Examples of pointless educational neuroscience findings highlighted by Professor Bowers include:

  • Using brain scans to detect whether dyslexic children have improved their reading skills, rather than testing these children’s reading skills
  • Describing learning as “brain-enabled”
  • Recommending interventions that make struggling children do more of what they’re bad at, instead of finding alternative routes to learning that play to children’s strengths

“The only relevant issue is whether the child learns, as reflected in behavior. Evidence that the brain changed in response to instruction is irrelevant [to teachers]. Teachers should avoid all teaching methods that are marketed on the basis of neuroscience and pay attention to whether the methods improve performance, as assessed in randomized control trials.”

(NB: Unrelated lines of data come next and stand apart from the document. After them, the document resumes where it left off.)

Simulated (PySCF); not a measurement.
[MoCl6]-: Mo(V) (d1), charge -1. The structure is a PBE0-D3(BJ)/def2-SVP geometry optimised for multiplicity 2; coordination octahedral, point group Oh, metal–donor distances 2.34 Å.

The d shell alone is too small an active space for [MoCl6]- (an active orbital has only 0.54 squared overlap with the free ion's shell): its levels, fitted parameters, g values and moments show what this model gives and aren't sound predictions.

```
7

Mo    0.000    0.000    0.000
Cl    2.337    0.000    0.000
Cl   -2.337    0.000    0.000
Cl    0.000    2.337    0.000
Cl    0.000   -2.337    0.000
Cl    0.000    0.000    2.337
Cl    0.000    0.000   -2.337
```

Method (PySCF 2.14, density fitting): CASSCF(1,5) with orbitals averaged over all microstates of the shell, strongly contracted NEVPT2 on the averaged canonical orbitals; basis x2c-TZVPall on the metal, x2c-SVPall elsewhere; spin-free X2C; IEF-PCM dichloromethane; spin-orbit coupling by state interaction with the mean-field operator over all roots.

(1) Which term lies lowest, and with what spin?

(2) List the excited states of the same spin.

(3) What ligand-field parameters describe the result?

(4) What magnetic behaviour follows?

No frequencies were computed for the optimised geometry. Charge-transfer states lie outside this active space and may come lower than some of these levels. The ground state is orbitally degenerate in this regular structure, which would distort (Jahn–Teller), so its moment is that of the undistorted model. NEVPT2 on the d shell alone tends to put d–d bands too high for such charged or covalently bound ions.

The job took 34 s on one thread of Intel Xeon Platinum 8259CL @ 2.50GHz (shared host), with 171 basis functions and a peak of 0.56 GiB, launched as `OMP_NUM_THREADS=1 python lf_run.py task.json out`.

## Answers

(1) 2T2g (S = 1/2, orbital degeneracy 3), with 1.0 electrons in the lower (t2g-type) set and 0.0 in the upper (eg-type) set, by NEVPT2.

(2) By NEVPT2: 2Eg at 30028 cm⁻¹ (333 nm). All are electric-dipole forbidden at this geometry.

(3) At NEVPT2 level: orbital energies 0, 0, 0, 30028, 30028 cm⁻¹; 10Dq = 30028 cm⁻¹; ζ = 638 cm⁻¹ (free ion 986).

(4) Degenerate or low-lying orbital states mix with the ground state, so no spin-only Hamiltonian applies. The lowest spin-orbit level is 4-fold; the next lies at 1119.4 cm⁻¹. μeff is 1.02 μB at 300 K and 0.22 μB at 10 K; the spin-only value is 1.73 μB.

Professor Bowers is an investigator in the University of Bristol’s “Morph Project” testing a new literacy intervention to help struggling third- and fourth-grade readers.

Editorial

Teachers are limited in terms of how much they can learn from neuroscience, but the field of neuroscience can learn a lot from teachers. A big part of neuroscience deals with how the brain changes in response to learning, and learning can be brought about by good teaching.

Just because one side can’t help the other in their profession doesn’t mean the two sides shouldn’t cooperate and strive to increase the world’s understanding of our bodies. Don’t let those marketing machines rope you in, though.